Earlier this week, the RAND Corporation released the results of a study that found merit pay had no effect on increasing student achievement or teacher motivation.
Teacher union supporters are gleefully promoting this study as proof that merit pay does not work.
Before the RAND study enters the information bloodstream and is accepted as conventional wisdom, Education Action Group would like to point out two serious concerns we have with the study:
First, buried three paragraphs from the bottom of RAND’s press release announcing the results, is this little stink bomb:
“Researchers also found that a majority of the schools disseminated the bonuses equally among staff, despite program guidelines granting school committees the flexibility to distribute the bonus shares as they deemed fit.”

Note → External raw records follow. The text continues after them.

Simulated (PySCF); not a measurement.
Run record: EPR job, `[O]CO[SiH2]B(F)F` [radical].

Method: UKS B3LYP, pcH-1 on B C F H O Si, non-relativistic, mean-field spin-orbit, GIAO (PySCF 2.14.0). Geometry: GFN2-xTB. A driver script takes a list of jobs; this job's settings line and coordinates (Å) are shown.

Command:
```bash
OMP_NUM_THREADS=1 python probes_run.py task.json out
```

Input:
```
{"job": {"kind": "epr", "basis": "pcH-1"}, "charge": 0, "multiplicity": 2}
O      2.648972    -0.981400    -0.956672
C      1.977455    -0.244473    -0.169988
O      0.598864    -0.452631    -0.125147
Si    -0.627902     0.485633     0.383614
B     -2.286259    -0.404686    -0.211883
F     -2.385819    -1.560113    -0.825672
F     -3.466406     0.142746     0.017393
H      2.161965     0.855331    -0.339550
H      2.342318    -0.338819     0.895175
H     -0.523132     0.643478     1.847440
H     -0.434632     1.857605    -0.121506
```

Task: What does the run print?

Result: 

In the summary, the study’s authors elaborate:
“About 31 percent of schools reported using individual performance as at least one of the factors for determining awards. The remaining schools either did not differentiate or reported using only factors related to time or job title but not individual performance.”
The authors go on to note the 31 percent of schools that actually recognized individual performance “generally remained cautious about deviating from egalitarian awards and slated 74 percent of staff, on average, for the modal award amount.”
This approach to “merit pay” seems to be the equivalent of a t-ball game in which everybody gets a hit and scores a run. If nearly every teacher is receiving “merit pay,” then it ceases to be actual merit pay, and instead becomes a kind of generic bonus that won’t motivate anybody.
This philosophy has been the unions’ compromise: they’ll relent to a merit-pay bonus system, but only on a socialist-style, building-wide level. Individuals shouldn’t reap the rewards of their excellence; instead, the below-average teacher down the hall gets to enjoy it, too. This throws the study’s findings into serious question and causes one to wonder if the unions invited such a compromise knowing it would fail.